Perched on a pillar twenty feet tall like a modern incarnation of St. Simon the Stylite, daredevil magician David Blaine was zapped by one million volts of electricity for 72 hours during his circus-like performance at Pier 54 aptly titled “Electrified, One Million Volts Always On.” Encased in a special 27-pound Faraday chain-mail suit replete with a special wire helmet and red visor to protect against ultraviolet radiation, he resembled an image from Fritz Lang’s Metropolis, the monster of Mary Shelley’s Frankenstein, or just one very tired looking puppy. The event, sponsored by Intel, was streamed live globally on Youtube, along with copious amounts of Twitter feed responses.

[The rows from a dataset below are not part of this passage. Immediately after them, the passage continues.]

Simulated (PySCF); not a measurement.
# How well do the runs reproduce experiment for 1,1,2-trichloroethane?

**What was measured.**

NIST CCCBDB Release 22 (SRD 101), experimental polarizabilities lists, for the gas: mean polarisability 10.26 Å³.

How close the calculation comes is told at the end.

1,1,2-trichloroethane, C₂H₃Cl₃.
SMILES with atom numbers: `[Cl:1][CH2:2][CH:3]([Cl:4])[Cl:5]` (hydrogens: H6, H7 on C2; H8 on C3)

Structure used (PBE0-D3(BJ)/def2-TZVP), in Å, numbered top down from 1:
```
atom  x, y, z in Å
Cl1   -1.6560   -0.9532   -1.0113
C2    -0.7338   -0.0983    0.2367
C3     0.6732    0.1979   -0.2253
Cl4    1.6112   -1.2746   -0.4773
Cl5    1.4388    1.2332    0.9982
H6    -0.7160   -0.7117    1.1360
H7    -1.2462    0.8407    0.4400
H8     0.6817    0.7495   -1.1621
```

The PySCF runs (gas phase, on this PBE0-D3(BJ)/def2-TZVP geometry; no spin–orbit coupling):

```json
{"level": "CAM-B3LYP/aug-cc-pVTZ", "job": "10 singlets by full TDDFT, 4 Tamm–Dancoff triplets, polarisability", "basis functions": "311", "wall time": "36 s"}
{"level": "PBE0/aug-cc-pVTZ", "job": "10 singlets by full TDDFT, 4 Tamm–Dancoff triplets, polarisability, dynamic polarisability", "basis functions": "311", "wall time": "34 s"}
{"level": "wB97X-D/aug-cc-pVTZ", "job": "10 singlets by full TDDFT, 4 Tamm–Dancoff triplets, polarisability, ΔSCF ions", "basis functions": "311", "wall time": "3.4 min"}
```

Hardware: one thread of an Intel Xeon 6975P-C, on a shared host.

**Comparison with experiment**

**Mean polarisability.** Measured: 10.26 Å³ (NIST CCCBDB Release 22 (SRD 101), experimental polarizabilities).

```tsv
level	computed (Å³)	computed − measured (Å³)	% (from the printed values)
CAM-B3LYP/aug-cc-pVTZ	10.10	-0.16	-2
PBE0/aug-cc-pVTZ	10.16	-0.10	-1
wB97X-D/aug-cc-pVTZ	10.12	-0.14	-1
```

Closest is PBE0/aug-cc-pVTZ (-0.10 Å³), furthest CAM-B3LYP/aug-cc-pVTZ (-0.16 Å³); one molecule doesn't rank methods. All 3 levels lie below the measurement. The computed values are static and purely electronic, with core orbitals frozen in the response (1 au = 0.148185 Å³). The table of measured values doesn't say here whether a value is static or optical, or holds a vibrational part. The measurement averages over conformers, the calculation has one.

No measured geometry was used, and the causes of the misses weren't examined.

Seven specially built Tesla Coils zapped Blaine with electricity. It’s safe to say no human being has ever endured such a drubbing. In addition to the lightning bolts, the piece’s cheesy music, which could be heard blocks away in Chelsea’s Meatpacking District, was so loud that Blaine stands to damage his hearing (ear plugs were being given out at the entrance by the bucketful). Besides not eating or sitting down for 72 hours, other hazards to the magician’s wellbeing were overexposure to ozone and nitrous oxide, byproducts of the highly ionized electrified air.
“Electrified” originated from Blaine’s encounter with a Falk GroundStar Plasma Globe, originally part of the 1979 Sharper Image catalog. He imagined himself standing in the middle of the pulsating coils, conducting the electricity strikes. Blaine said about this performance. “My goal is to create a visual image that everyone will always remember, one that makes people curious and mystified.” Where does that place him in terms of the art world? Does he even qualify?
Artist Bruce Nauman, realizing activity done in the studio was as valid as any object he produced, made videos between 1966 and 1979 using his body to investigate art and the role of the artist, psychological states, and norms of behavior. Chris Burden had nails hammered in both his hands in “Trans-Fixed” (1974), and in “Doomed” (1975) at the Museum of Contemporary Art Chicago, the artist lay under a sheet of glass until a museum employee intervened 45 hours later by leaving him a pitcher of water.
Then there was Marina Abramovic’s performance “House With the Ocean View” (2002) at the Sean Kelly Gallery, during which she fasted for twelve days straight in a piece that “ritualize(ed) the simple actions of everyday life like lying, sitting, dreaming, and thinking.” What defines these pieces as art, and Blaine’s as kitschy entertainment? I’m not sure I see the line here anymore, except that Blaine was sponsored by Intel instead of a gallery or a museum — Hyperallergic readers feel free to pipe in about this aspect.
Blaine’s actual installation was created by ArcAttack, members of a rock group who made the original singing Tesla Coils, apparatuses in which the band plays guitars dressed in Faraday Suits. I was fortunate enough to speak with Joe DiPrima, the chief designer and leader of the band, who explained Blaine contacted them after seeing videos of their performance on Youtube, as well as their appearance on “America’s Got Talent.” Working with microcontrollers and a Midi interface, they use CPLD chips as pulse rate modulators traveling down a fiber optic cable that controls the on/off switches on the custom built Tesla Coils. The same set up can be hooked up to a piano, guitar, or visual apparatus to control pitch, tone or other parameters.
ArcAttack was given just 60 days to construct and test the entire installation. What made it so unique is that it was designed to be constantly on, and four truck radiators had to be installed to constantly cool the transistors and copper bits — the uber cooling power, good for making any processor run faster, is a hacker’s most wonderful wet dream.
All these impressive statistics and designs don’t actually answer that final question — is it art?
Electrified One Million Volts Always On, took place at Pier 54 in Manhattan from October 5 to October 8.